The Nasdaq: favours buy-and-sell traders

Blue-chips versus technology

When looking at opportunities to invest, market participants often compare the relative values of one sector to another. In 2009 in the US, technology stocks outperformed blue-chip stocks, with the Nasdaq rising almost 40% while the S&P500 rose only 20%.

This looks like a striking difference but it is actually not uncommon. If you had invested in the Nasdaq in 1999 you would have made a total return of 5% by 2010, while if you were invested in the S&P you would have made 10% over the same time. A decade that looks disappointing, at a cursory glance, was actually full of movement and hence opportunity for active 'buy-and-sell' traders. The decade included the dotcom bust in 2000, when the Nasdaq fell more than 80% from high to low, and the recent financial crisis when the S&P was down almost 60% at one stage.

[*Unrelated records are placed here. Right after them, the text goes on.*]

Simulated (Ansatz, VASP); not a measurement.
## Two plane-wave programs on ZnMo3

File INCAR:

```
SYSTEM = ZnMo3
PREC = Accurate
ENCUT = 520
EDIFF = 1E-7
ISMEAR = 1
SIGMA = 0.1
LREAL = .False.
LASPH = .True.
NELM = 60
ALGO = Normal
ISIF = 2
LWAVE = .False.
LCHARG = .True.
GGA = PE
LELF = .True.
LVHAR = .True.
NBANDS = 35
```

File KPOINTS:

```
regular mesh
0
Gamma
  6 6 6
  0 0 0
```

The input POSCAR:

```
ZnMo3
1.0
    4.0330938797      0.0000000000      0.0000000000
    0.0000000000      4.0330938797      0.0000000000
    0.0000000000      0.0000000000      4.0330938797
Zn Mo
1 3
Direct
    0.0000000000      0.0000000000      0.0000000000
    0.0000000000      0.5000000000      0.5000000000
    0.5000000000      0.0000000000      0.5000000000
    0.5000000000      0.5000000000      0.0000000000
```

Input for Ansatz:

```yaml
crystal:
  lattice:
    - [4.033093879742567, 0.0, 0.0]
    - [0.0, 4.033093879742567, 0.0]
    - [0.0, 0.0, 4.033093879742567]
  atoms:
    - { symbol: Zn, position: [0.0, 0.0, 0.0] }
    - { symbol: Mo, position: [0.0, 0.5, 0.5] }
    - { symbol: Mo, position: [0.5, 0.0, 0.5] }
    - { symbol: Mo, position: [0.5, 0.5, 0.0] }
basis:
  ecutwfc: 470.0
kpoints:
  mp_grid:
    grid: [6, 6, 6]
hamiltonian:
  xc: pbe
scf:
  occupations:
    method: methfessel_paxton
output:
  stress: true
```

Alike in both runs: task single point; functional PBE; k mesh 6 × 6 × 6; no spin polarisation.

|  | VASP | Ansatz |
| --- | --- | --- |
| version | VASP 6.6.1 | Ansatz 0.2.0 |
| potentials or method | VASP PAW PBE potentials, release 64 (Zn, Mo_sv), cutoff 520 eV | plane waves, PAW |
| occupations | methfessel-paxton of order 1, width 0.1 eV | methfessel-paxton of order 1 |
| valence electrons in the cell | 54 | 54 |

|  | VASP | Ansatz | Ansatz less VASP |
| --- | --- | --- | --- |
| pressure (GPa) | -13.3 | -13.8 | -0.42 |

During the first three years of the 'noughties' the Nasdaq consistently underperformed the S&P500. Then, in 2003, there was a reversal of fortunes, and both indices rallied strongly, but the Nasdaq fared better, rising 40% compared to the S&P's not so meagre 20% gain.

The evidence suggests the dotcom collapse in 2000 was an overshoot from expensive to cheap, compared to the bellwethers. Today we ask if the bellwethers have become cheap relative to the tech stocks?

In the last three years of the decade, with the financial crisis, the opposite relative strength trade occurred – the Nasdaq outperformed the S&P. After three years of underperformance, perhaps 2010 will be the S&P's year. We will monitor this closely for evidence that a reversal of fortune is on the way.

If you are not interested in trading the strengths of one index over the other, and are instead more focused on the general macro picture then you may want to take a look at some of the fundamentals over the past 10 years.

At the start of the last decade, the S&P500 fell by double-digit figures for three consecutive years, declining 40% in total. Over the three years, US unemployment averaged 4.8%, disposable income grew by 7.5% and the savings rate averaged 3% of disposable income. Over the past three years the S&P has declined by only 21%, but US unemployment averaged 6.5%, disposable income grew by only 2%, and the savings rate did not change at 3%.

Either investors were way too negative at the start of the decade, or they are way too optimistic today. We hold the belief that the latter is true and that the slump will be more protracted than many investors are pricing in. As such we believe equity prices are overvalued.

Dollar dominates trading

The currency markets continued to hold centre stage last week with a broad-based dollar rally sweeping the markets.

The EUR/USD was down 300 points by Wednesday evening, trading at 1.41, a level not seen since last August. The poor performance of the euro against the dollar can be largely attributed to the ongoing problems in Greece, poor economic figures from Germany, and the general equity sell-off. However, in a broader sense the dollar continues to gain traction on the back of speculation that the US is more likely to raise rates before the ECB and the fact that certain ECB member nations are expected to face prolonged economic difficulties.

Interestingly though, one of the biggest movers in the currency market hasn't involved the dollar and that is EUR/GBP. Last week, we suggested a technical trade going short EUR/GBP from 8,915 looking for a break though the support level at 8,830. The trade worked, with EUR/GBP falling over 2%, getting as low 8,650 on Tuesday. At the time of writing it is trading at 8,700 and any traders who did manage to get short should take profits now. Given the sharp fall we would expect some sort of retracement back higher, and from a technical perspective a move back toward 8,830, which should now act as a resistance level, would be another good opportunity to get short with a tight stop loss in place.

The AUD/USD (Aussie dollar) offers a good trading opportunity to go short. In December of last year the AUD/USD broke a solid upward trend-line and has since been trading in a sideways range. At the time of writing it is trading at 9,130 and we feel it could fall back to the bottom of the range at around 8,750 in the next few weeks.

The Aussie dollar is a commodity-driven currency, and over the past few weeks the rally in commodities has started to dissipate. Last week we saw more signs of commodities falling with gold down 3% and oil down 1.5%. The combination of these fundamental and technical factors provides a good trading opportunity but should be handled with good risk management.